A biorefinery is a renewable analogue of a petrochemical refinery that converts biomass and biowastes into chemicals, fuels, and products. A Carbon Negative Biorefinery is a specific type of biorefinery concept developed by Dr Adeel Ghayur that consumes CO2 and wastes as feeds in addition to biomass and biowastes for the production of carbon negative hydrogen, biochemicals, biofuels and bioplastics. The CNHUB is based on the carbon negative biorefinery concept.
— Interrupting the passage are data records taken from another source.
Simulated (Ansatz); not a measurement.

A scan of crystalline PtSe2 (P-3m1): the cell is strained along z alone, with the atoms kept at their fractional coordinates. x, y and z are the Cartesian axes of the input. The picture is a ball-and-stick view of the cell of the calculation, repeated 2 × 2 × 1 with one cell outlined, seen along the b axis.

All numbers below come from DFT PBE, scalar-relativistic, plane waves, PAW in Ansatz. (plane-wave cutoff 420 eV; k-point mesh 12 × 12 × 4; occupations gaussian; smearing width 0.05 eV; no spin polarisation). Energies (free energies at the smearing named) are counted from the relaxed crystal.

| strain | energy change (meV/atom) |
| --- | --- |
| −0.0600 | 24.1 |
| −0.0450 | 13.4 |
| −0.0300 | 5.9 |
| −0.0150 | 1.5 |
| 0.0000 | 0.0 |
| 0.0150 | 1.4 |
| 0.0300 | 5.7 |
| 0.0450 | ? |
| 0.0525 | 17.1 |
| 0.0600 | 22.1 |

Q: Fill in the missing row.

CO2CRC’s techno-economic simulation results for the carbon negative biorefinery concept show carbon negative hydrogen production cost of $1.60 per kilogram, much lower than Australia’s current goal of renewable hydrogen for $2 per kilogram. These economic assessments were carried out for a small facility producing 8,000 metric tonnes per annum of renewable carbon negative hydrogen. The facility captures 57,000 metric tonnes of CO2 from the non-food biomass/biowaste (over 7 tonnes of CO2 per tonne of hydrogen). The techno-economic study cost estimation includes the separation, purification and capture of CO2. The facility’s energy demands are fulfilled from renewable resources and included  as well. A large facility  can produce up to 80,000 metric tonnes per annum and is expected to benefit from economies of scale.

Current Challenges

Currently, very limited chemicals and biofuels are commercially produced in biorefineries. This is due to the lengthy and expensive four stage process from laboratory research to the commercial biorefinery. Within this process, demonstration is the most crucial stage as it determines the technological and commercial viability of the large scale biorefinery. Current designs and operational practices of the demonstration stage are too costly, time consuming and inflexible. The CNHUB is being designed to address this critical drawback and provide an accelerated pathway to companies for their research from laboratory to commercial scale.


To provide an accelerated and low-cost scale-up of negative emission technologies (NETs) and waste recycling from lab to the demo-scale

CNHUB’s Proposed Capabilities

The CNHUB is based on a Carbon Negative Biorefinery concept and designed as the RD&D demo-centre for the circular, hydrogen and bio-economies’ industries with:

  • Feedstocks of biowaste, plastic waste, biomass, hydrogen and CO2;
  • Technologies of thermochemical and biochemical (fermentation) processes; and
  • Products of biohydrogen, biochemicals, biofuels, bioplastics and bioproducts.